DiLacio v New York City Dist. Council of United Bhd. of Carpenters & Joiners of Am.
2011 NY Slip Op 00175 [80 AD3d 553]
January 11, 2011
Appellate Division, Second Department
Published by New York State Law Reporting Bureau pursuant to Judiciary Law § 431.
As corrected through Wednesday, March 9, 2011


George DiLacio, Jr., Respondent,
v
New York City District Council of United Brotherhood of Carpenters & Joiners of America et al., Appellants.

[*1] O'Dwyer & Bernstein, LLP, New York, N.Y. (Joy K. Mele of counsel), for appellants.

Sarcone Law Firm, PLLC, White Plains, N.Y. (John A. Sarcone III of counsel), for respondent.

In an action to recover damages for wrongful termination of employment and defamation, the defendants appeal from so much of an order of the Supreme Court, Putnam County (O'Rourke, J.), dated October 15, 2009, as denied that branch of their motion which was to dismiss the complaint pursuant to CPLR 3211 (a) (7).

Ordered that the order is reversed insofar as appealed from, on the law, with costs, and that branch of the defendants' motion which was to dismiss the complaint is granted.

Since the plaintiff was an employee at will, his allegation that the defendants violated their duty to terminate his employment "only in good faith and with fair dealing" fails to state a cognizable cause of action under New York law (see Murphy v American Home Prods. Corp., 58 NY2d 293, 300 [1983]; Riccardi v Cunningham, 291 AD2d 547 [2002]). Under New York law, "absent a constitutionally impermissible purpose, a statutory proscription, or an express limitation in the individual contract of employment, an employer's right at any time to terminate an employment at will remains unimpaired" (Murphy v American, Home Prods. Corp., 58 NY2d at 305). However, contrary to the plaintiff's contentions, his termination was not statutorily proscribed (see Dilacio v New York City Dist. Council of the United Bhd. of Carpenters & Joiners of Am., 593 F Supp 2d 571 [2008]).

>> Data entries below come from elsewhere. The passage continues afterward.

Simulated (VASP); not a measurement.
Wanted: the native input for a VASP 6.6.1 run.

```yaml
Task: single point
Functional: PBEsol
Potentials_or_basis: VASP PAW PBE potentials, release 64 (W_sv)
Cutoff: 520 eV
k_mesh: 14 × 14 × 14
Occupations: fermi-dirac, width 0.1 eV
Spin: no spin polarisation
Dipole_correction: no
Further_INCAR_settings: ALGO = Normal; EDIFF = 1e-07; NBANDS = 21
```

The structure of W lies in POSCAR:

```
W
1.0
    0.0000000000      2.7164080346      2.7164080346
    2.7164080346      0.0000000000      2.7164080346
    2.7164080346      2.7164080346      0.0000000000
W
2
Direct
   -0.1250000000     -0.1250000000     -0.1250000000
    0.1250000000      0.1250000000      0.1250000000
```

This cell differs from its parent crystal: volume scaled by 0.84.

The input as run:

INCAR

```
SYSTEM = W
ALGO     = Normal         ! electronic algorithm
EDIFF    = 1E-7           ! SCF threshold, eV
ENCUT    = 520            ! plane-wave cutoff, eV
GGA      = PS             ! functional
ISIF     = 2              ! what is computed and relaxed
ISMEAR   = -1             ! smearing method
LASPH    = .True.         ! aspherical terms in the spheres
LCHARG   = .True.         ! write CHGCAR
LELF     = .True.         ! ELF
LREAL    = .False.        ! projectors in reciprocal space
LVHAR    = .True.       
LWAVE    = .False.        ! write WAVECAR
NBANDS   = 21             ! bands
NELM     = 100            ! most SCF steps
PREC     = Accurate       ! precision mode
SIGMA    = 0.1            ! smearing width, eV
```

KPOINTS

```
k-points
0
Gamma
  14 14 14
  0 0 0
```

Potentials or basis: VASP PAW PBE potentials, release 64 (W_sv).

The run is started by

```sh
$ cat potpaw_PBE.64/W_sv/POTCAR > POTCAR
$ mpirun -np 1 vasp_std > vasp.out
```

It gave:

The plaintiff's defamation claim also should have been dismissed. The termination letter containing the phrase "severe dereliction of duty" was not published to anyone other than the plaintiff himself (see Weidman v Ketcham, 278 NY 129, 131 [1938]; Hochberg v Nissen, 180 AD2d 435 [1992]) and no particular text from the status report addressed to the "Brothers and Sisters of Local 157" was set forth in the plaintiff's complaint pursuant to the strict pleading requirements of CPLR 3016 (a) (see CPLR 3016 [a]; Gill v Pathmark Stores, 237 AD2d 563, 563 [1997]).

To the extent that the plaintiff now seeks either leave to amend the complaint or leave to replead, the issue is not properly before this Court, as the plaintiff did not cross-move for this [*2]relief before the Supreme Court (see Rinaldi v Rochford, 77 AD3d 720 [2010]; 99 Cents Concepts, Inc. v Queens Broadway, LLC, 70 AD3d 656, 659 [2010]). Balkin, J.P., Leventhal, Chambers and Sgroi, JJ., concur.